An option is out-of-the-money (OTM) when exercising it immediately would produce no positive payoff — the underlying is below the strike for a call, or above the strike for a put. OTM options consist entirely of time value and are the most commonly purchased options on NSE due to their low absolute premium.

Out-of-the-money options have zero intrinsic value. Their entire premium is composed of time value, which reflects the probability — however small — that the underlying could move past the strike before expiry. Deep OTM options carry very low premiums but also very low probabilities of expiring in-the-money.

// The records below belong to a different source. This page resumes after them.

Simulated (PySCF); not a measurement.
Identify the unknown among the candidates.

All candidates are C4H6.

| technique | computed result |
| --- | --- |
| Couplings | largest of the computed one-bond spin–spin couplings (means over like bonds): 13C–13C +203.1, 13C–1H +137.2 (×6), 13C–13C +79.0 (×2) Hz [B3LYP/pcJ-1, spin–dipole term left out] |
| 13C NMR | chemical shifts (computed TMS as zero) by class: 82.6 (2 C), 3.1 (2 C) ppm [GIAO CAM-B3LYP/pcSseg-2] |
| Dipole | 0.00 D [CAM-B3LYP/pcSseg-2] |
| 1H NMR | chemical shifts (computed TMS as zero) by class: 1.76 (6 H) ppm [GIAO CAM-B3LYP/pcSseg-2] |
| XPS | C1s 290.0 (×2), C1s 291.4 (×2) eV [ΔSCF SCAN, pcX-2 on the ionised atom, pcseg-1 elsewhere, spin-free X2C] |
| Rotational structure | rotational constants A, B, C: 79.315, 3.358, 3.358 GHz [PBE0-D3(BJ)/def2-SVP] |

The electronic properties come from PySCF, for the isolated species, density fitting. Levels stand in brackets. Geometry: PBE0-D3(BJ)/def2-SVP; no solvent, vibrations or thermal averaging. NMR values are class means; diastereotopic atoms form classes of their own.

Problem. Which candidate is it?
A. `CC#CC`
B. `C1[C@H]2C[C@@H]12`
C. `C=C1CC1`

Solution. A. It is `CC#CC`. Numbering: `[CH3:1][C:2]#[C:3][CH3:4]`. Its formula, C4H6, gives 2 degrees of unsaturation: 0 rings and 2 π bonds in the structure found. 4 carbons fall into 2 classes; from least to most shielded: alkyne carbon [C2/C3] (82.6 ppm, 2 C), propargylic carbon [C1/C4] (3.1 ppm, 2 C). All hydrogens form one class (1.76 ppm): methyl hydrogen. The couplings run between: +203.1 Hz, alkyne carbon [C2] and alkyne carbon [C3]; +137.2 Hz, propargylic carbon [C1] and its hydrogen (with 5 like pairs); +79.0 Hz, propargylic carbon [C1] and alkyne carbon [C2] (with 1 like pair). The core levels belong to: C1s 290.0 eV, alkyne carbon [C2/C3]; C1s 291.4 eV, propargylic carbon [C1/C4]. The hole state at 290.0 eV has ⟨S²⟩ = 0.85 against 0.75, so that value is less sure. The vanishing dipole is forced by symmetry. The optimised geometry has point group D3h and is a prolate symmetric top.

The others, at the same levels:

On NSE's weekly options market, the volume in OTM strikes was consistently high. Retail participants frequently purchased far OTM Nifty and Bank Nifty calls or puts hoping for large directional moves during volatile sessions. While individual instances of such trades producing large multiples occurred, the statistical frequency of OTM options expiring worthless historically exceeded 80–90% for strikes far from the ATM level in the final week of expiry.

OTM options have a delta less than 0.50 in absolute terms, meaning they respond less than one-for-one to moves in the underlying. A Nifty call with a delta of 0.10 would gain approximately ₹10 for every 100-point rise in Nifty. This low delta is a double-edged sword: it means OTM options offer high leverage if the move is large, but they decay rapidly and require a significant move just to break even.

A misconception is that out-of-the-money options are inherently cheap. The premium must be evaluated relative to the probability of the required move occurring. A Nifty OTM call priced at ₹30 might reflect a 5% probability of expiring in-the-money; whether that pricing is fair depends on the analyst's assessment of the likelihood of such a move and within what timeframe.

For option writers, OTM options are the most commonly sold strikes in premium collection strategies. The appeal is that the option sold has a high probability of expiring worthless. The risk is that a sudden large adverse move — a gap on news or a macro event — can cause a sharp spike in the option's value, resulting in substantial mark-to-market losses for the writer.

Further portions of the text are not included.